SFO Museum, Who's On First and Airports

This is a blog post by aaron cope that was published on October 30, 2018 . It was tagged exhibitions, opendata, whosonfirst and airports.

There are between 4,000 to 5,000 medium to large airports in the world, in 2018. As of this writing about 300 are relevant – are “holding hands” – with the SFO Museum collection. As of today those (300) airports and the countries they belong to have a home on the Mills Field website.

Like the exhibition webpages that we discussed in the last blog post there isn’t much “stuff” to see yet, save a small amount of metadata for each location and a map. There will be, soon, as these are all airports that have a relationship with objects in our collection.

You can reference individual airports by their unique Who’s On First (WOF) ID as well as their IATA or ICAO codes. For example, both of these URLs will take you to the Mills Field webpage for the Pierre Elliott Trudeau International Airport, in Montreal:

The same is true of countries, which can be addressed by their WOF ID or their ISO country code.

For example, both of these URLs will take you to the Mills Field webpage for Singapore:

Did you notice that you can reference airports and countries by their Who’s On First ID?

Instead of minting on our records and identifiers for common places we are marrying our data (buildings, terminals, exhibitions) with the pre-existing and continually updated Who’s On First dataset for administrative data (airports, cities, countries). We’ve submitted our own contributions, back to the WOF project, adding missing or historical airports where necessary.

That way when our respective projects talk about the Albuquerque International Airport (IATA code ABQ or WOF ID 102529173) we can be confident that we are talking about the same thing.

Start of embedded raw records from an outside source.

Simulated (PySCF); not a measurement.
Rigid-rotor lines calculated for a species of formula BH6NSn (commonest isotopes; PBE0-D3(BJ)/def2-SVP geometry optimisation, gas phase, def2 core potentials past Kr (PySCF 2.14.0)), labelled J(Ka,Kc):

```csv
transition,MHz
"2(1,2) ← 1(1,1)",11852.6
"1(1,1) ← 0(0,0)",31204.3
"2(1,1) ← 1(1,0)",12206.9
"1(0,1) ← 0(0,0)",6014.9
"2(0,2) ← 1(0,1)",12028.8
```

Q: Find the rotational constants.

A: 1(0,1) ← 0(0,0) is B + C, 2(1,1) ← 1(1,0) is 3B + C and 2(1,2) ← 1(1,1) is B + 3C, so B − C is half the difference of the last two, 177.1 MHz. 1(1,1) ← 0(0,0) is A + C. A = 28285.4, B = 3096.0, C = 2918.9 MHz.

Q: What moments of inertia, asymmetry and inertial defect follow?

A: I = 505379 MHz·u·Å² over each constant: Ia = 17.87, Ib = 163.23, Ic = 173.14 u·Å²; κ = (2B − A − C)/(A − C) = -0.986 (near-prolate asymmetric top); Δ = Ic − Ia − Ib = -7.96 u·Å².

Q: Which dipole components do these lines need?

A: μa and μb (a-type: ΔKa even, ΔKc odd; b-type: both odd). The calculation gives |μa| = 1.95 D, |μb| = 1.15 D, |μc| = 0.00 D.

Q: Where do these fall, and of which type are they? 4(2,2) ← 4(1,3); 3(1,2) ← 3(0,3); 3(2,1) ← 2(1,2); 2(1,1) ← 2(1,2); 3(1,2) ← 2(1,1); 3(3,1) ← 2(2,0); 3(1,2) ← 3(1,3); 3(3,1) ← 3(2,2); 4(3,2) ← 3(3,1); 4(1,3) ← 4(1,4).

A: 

Rather than importing all 2.3 million administrative records from Who’s On First we have cloned only those records immediately relevant to the SFO Museum collection and the Mills Field website in to our own sfomuseum-data-whosonfirst dataset:

We use the go-whosonfirst-fetch command-line tool to keep copies of the WOF data we’ve cloned in sync with the source data. Like this:

$> ./bin/wof-fetch
	-reader 'reader=github repo=whosonfirst-data' \
	-reader 'reader=github repo=whosonfirst-data-postalcode-us' \
	-writer 'writer=repo root=/usr/local/data/sfomuseum-data-whosonfirst' \
	-belongs-to country \
	-mode repo \

This blog post is not the place for a detailed discussion of the go-whosonfirst-fetch tool but briefly this is what’s happening:

  • We’re defining two sources to read data from: The WOF GitHub repositories for administrative data and US postalcodes.
  • We’re defining a source to write data to: A local checkout of the sfomuseum-data-whosonfirst repository.
  • We’re asking the code to also fetch the country record for each matching record we’re cloning; that’s what the -belongs-to flag is for.
  • We’re reading the list of records to clone from the same local checkout of the sfomuseum-data-whosonfirst repository that we are writing data to; that’s what the -mode flag is for.

The sfomuseum-data-whosonfirst repository also has a separate properties folder where we define additional SFO Museum-specific properties that we want to append to the source WOF data. For example, these are the SFO Museum properties for Albuquerque International Airport:

  "sfomuseum:airport_id": 1, 
  "sfomuseum:name": "Albuquerque International Sunport", 
  "wof:concordances": {
    "icao:code": "KABQ", 
    "iata:code": "ABQ"
  "sfomuseum:placetype": "airport", 
  "sfomuseum:is_sfo": 1

Some of those properties might already exist in the source WOF data (like concordances) but the important point here is that we have a way to stay current with updates to data in Who’s On First while still preserving SFO Museum’s tweaks to and opinions about that data.

This feels like a small but meaningful step in how our open data might play nicely with other open data projects, both conceptually and at the level of brass-tacks implementation details.

In closing, we’ve added a random airport link so you can dive in with both feet and see where the computer-robots take you. Enjoy!